The iron metallurgy in Switzerland during the Iron Age
The finds related to iron working and production dating back to the Iron Age are scarce in Switzerland and it remains very difficult to describe this activity.
The first iron objects appear around 800 BC in Bronze Age contexts. They are very small luxury goods. During the first Iron Age (7th - 5th BC), iron remains very rare, used mainly for prestige weaponry. The magnificent knife from Estavayer FR has been found in the bed of a stream and is probably an cultual offering. Only a few pieces of smithing slags have been found on settlements (for example at Neunkirch SH and Faoug VD).
A very interesting metallurgical workshop of the 5th century BC has been excavated recently at Sévaz FR. Traces of iron smithing and bronze casting were observed and a few Greek sherds were found during the excavations, evidencing the high status of the craftsmen.

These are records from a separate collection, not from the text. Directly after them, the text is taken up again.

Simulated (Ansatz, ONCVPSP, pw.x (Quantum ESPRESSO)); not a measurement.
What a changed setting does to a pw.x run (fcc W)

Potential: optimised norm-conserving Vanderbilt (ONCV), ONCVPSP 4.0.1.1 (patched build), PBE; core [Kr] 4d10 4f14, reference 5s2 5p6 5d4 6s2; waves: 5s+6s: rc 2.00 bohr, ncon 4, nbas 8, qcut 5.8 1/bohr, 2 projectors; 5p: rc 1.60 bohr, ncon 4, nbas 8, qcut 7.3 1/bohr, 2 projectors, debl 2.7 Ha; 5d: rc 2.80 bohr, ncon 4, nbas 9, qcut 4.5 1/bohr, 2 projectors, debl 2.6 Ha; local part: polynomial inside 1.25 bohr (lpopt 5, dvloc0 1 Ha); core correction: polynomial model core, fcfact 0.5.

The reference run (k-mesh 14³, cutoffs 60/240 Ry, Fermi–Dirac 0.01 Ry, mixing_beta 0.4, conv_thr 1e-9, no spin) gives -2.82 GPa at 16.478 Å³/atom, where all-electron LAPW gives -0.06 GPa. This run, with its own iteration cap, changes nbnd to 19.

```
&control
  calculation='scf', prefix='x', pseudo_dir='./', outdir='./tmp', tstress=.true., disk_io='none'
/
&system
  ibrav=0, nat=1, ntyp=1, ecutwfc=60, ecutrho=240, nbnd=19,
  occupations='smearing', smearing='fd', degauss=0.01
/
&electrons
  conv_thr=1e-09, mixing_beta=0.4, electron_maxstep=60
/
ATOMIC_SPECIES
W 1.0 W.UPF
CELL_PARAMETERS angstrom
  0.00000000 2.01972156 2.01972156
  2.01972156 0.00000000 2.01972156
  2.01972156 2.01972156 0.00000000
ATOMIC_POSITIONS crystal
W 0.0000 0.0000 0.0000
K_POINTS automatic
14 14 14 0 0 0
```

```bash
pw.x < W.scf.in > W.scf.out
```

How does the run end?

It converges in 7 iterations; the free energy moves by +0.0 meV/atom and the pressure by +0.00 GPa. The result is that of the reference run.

During the second Iron Age, iron became more and more common. Weapons (especially long swords) but also craft and argicultural tools are made of iron. Large hoards of iron tools and weapons have been found, for example at La Tène NE and Bern BE. They are probably related to a religious practice. On settlements of the 1st century BC, slags and other evidences for smithing are quite common (for example at Courgevaux FR). A well preserved workshop has been investigated at Rheinau ZH. The production of fibulae is well attested in this workshop.
But untill now, no firm evidence for iron production has been found for this period. The production of small quantities of iron during the beginning of the Iron Age can not be ruled out because the surviving remains can be overlooked. Concerning the production of the important quantities of iron of the late Iron Age, on the other hand, there is no satisfying explanation for the lack of evidence. The most plausible hypothesis is that most of the iron used in Switzerland has been imported from foreign countries. Until now, little is known about the Iron Age iron production but it is not unlikely that important centers of production were already able to supply long distance trade. Such could be the case in the Mediterranean area (Populonia and the Elban islands), in Central France (Burgundy) or in Austria (Noricum). Iron bars of different types have been found in Switzerland, eventually evidencing such a trade.